Learning to write by writing with kids: my Bedminster story
On a bookshelf here I have a booklet with a faded blue cover and the title “I Wish Truth Could Be a Wish” — Student Writings from the Bedminster School 1977-78. I had spent a weekly lunch period, that year, leading a writing workshop with a group of students in the small K-8 school in Bedminster, N.J., a town best-known today for having a Trump club. I was on my first job as a reporter, covering Bedminster for the weekly Bernardsville News, when I got involved with the local school. At the year’s end my publisher, Cort Parker, kindly offered to print a collection of the students’ work. I’m paging through my old copy now, remembering.
When someone at the Bedminster School suggested the project, I thought why not? Even though I had about one year’s professional writing experience at that point, I figured I’d go in and share all that was important to me about this important work. I may have mentioned The Elements of Style. The kids stared at me, and fidgeted.
This went on for another session or two, until some kind soul suggested that the students had come to a writing workshop to write — and that I might look into Wishes, Lies and Dreams, a book by a poet, Kenneth Koch, who had taught poetry writing in New York City schools. Koch had sort of stumbled onto his first idea, which was to invite each student to write a poem whose every line began “I wish,” and to make the wishes either real or crazy. I went in the next week and said we’d try this, and the kids all grabbed paper and started to write.
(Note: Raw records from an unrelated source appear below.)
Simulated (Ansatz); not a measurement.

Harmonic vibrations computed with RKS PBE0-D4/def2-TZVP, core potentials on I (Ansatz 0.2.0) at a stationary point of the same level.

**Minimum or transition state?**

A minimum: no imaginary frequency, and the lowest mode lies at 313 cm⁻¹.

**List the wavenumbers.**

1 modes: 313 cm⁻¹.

The title of the collection I pulled together at year’s end came from the last line of one boy’s fine poem; and that day was just the start. Each week I’d come in with another idea to take off on (I didn’t know the word “prompts”; I didn’t really know anything), and they’d just go. We wrote about cheese, places we’d never been, fruits we’d never heard of. “I criticized very little — told them not to worry about rhyme, paragraphs, spelling, that we could fix the mistakes up later,” I wrote in a wordy introduction to our booklet. “I did not believe I could or should replace the conventional teaching style ... I believed, or hoped, I could reinforce in my students the child’s natural delight in writing, to help them survive all the years of learning to write well.”
I don’t know if any of my long-ago students got anything from our time that stayed with them — but I did. Writing is scary. It’s risky, it’s revealing yourself. Our sessions helped me learn how to deal with that: look for a way to begin, let go of what you think you know, and just start. I’ve been just-starting for a long time now. Each day it’s new, and generally it’s still scary. I try to do as the kids did, and just start anyway.